CANADIAN RAILWAY OFFICE OF ARBITRATION
CASE NO. 2985
Heard in Montreal, Wednesday, 13 October 1998
CANADIAN NATIONAL RAILWAY COMPANY
NATIONAL AUTOMOBILE, AEROSPACE, TRANSPORTATION AND GENERAL WORKERS UNION OF CANADA (CAW-CANADA)
The assessment of discipline to Mr. W. Kopton, Customer Support Representative, of Winnipeg
JOINT STATEMENT OF ISSUE:
On February 10, 1998 the grievor, Mr. Wolf Kopton, was assessed forty (40) demerits for alleged harassment of fellow employees at the Winnipeg Customer Support Centre. The alleged harassment was said to have taken place "during the last three months of 1997." The assessment of demerits led to his dismissal.

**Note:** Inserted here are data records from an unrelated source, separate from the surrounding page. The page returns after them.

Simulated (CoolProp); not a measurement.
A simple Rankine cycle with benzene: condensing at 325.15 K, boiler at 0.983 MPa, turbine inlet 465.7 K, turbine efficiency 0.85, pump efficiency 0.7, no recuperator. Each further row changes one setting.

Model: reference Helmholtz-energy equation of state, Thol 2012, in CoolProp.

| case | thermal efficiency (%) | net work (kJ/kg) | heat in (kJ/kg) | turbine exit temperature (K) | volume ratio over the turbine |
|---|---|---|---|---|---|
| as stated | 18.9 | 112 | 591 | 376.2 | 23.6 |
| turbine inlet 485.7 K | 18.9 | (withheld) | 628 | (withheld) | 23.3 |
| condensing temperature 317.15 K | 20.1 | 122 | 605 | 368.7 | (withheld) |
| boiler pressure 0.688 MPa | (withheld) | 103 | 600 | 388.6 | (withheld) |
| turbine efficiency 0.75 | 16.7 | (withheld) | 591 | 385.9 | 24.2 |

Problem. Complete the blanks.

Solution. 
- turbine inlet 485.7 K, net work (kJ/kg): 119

It is the Union’s position that the assessment of demerits is unwarranted for the following reasons: 1.) The Company failed to hold proper investigations in connection with the alleged irregularities, and showed a bias in its approach with the intent of convicting the grievor. 2.) The Company was not forthright in sharing all of its investigative findings with the Union; and, 3.) The Company has failed in its burden to show that the grievor is guilty is any of the charges against him. It is further the Union’s position that even if the charges could be proved the penalty is exceedingly harsh and unjustified.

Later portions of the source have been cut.